FEDERAL COURT VACATES MARINE DISCHARGE IN CONTROVERSIAL CASE
December 9, 2016
A federal judge has determined that the Department of the Navy erred when it honorably discharged Major Jason Brezler in a controversial case of mishandling classified information. U.S. District Judge Joseph F. Bianco determined this week that while Brezler broke security protocol when he emailed colleagues in Afghanistan to warn them of an attack, the Navy failed to treat Brezler fairly during the discovery phase of the inquiry against him.
As the Washington Post reports, Brezler emailed colleagues in Afghanistan's Helmand province in 2012 to warn them of Sarwar Jan—a corrupt police chief that Brezler had encountered during his time in Afghanistan years earlier. Jan was removed from his post for a period when it was believed by Brezler's unit that he was not only abusing young boys but also had ties to the Taliban. When Brezler learned Jan had resurfaced, he emailed colleagues to warn them of a possible attack. Days later, one of Jan's teenage servants fired on the Marines stationed in the Helmand province, killing three and wounding others.
The issue is that Brezler's email to colleagues contained classified information and it was sent over a private server. When a 2013 Marine Corps Times report covered Brezler's story, the Department of the Navy quickly formed a board of inquiry to look into the matter which resulted in Brezler's discharge.
A "STUNNING REBUKE"
Brezler appealed the administrative decision against him, citing retaliation. In his written judgment, Judge Bianco doesn't confirm or deny an occurrence of retaliation, but did determine that Department of the Navy failed to provide Brezler with documents during the inquiry discovery process. Without that documentation, Biacno found, Brezler was not given the opportunity to properly defend himself.

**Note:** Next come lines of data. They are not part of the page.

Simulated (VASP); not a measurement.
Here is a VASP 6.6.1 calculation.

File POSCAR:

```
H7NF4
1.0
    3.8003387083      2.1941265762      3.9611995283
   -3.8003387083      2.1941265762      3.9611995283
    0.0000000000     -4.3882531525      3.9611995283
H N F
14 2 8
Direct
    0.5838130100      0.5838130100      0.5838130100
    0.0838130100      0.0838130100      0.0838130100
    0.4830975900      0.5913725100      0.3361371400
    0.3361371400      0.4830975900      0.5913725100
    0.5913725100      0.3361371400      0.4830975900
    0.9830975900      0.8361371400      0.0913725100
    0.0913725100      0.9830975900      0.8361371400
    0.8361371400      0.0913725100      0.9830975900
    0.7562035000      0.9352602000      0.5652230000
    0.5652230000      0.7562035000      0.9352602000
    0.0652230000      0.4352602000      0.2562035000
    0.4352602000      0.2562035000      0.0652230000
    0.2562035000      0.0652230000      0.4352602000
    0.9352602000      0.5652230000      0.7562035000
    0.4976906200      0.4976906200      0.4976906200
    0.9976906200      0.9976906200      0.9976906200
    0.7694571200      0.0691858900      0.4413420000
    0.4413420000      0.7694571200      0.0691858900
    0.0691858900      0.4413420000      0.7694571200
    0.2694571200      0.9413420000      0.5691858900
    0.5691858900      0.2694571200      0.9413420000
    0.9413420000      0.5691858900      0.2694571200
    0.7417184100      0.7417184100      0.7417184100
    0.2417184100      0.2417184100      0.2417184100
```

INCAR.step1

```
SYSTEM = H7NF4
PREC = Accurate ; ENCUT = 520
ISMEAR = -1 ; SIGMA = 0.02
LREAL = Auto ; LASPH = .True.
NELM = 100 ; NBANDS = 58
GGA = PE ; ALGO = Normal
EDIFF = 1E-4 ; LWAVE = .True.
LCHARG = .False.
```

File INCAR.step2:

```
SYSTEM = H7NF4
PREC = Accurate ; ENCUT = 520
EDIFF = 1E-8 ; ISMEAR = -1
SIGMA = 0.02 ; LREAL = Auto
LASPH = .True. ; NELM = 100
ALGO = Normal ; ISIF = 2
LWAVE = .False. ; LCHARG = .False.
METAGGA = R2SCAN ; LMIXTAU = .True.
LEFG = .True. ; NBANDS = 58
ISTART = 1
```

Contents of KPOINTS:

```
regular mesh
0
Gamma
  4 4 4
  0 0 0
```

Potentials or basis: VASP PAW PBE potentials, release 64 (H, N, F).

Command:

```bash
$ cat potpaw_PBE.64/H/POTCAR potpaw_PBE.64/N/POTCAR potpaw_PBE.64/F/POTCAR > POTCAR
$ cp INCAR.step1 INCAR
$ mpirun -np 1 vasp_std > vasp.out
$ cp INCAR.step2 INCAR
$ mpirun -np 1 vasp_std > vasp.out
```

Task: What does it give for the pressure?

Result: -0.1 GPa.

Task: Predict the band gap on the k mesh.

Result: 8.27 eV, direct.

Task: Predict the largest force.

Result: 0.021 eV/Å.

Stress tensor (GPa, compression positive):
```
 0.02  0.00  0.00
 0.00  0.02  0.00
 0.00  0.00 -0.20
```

Attorney Michael J. Bowe, who represented Brezler, called the decision a "stunning rebuke of the fundamentally unjust proceedings to which this decorated Marine was subjected for over three years." Brezler's case has remained somewhat controversial among military, congressional, and public circles due both to the heroic quality of his actions and his case's similarity to former Secretary of State Hillary's Clinton's own email scandal.